The Best Advice, by Anthony D. Fredericks

A Monthly Column by Anthony D. Fredericks

The Best Advice!

The lattes were excellent, and we were enjoying a long conversation at a local coffee shop. Both writers, we were sharing some of the things learned over decades of writing experience and dozens of published books. My friend asked, “What’s the best advice you’ve shared with prospective children’s authors?” I thought for a moment and replied, “I think the best advice I could offer any writer is that, if you want to be successful, you must read children’s books on a regular basis.”

Interestingly, when I’m introduced to folks who express a desire to pen a children’s or YA book, many believe that just because they’ve raised some children (and told them stories at bedtime) or volunteered at their child’s school, they are ready to write their own book for kids. Unfortunately, just being around kids does not adequately prepare one for writing children’s literature. We need to immerse ourselves in the culture of children’s literature. We need to know the language, the themes, the concepts, the tenor, and the presentations. And, the ONLY way to do that is to read children’s or adolescent literature on a regular basis . . . every day!

As I frequently share with aspiring authors, if they are not reading children’s books, they are putting themselves at a severe disadvantage. The books they read as former students are not the same kind of books kids read today. Reading current literature—on a regular basis—has enormous benefits. Here are just a few:

  • Introduces you to a wide range of authorial styles.
  • Shows you language patterns that resonate with readers.
  • Gets you in a literary mindset that sharpens your focus and hones your perspective.
  • Demonstrates how other authors address the beginning, middle, and ends of stories.  
  • Gives you the opportunity to compare good stories with bad stories.  
  • Allows you to see how different authors handle similar themes.  

By studying the diverse ways of presenting a story, we give ourselves an education available nowhere else. Reading a wide selection of books opens our eyes to the infinite variety of storytelling techniques and the ways in which we might approach a topic or issue.  

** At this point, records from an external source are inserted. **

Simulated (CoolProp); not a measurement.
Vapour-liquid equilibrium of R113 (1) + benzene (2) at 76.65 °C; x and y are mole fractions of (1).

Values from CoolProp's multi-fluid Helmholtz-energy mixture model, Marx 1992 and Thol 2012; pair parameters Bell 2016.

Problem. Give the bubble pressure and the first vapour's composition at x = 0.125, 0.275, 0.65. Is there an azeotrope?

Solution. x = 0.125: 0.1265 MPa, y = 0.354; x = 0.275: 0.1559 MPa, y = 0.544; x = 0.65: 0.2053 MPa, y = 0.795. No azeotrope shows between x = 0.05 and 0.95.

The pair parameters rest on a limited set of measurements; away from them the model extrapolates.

As you read all those children’s books, here are a few questions you may want to consider. You might, as I often do, decide to record the responses to the following questions:

  • What did I enjoy most (or least) about this book?
  • How did the author introduce and describe the main character?
  • What would readers like most (or least) about this book?
  • What did the author do to establish the setting for this book?
  • How did the author deal with conflict/resolution?
  • How did the author help me create mental images about what was happening in the story?
  • How did the author demonstrate their respect for me as a reader?
  • Why would I want to read (or not read) another book by this author?
  • What did the author do that kept me turning the pages?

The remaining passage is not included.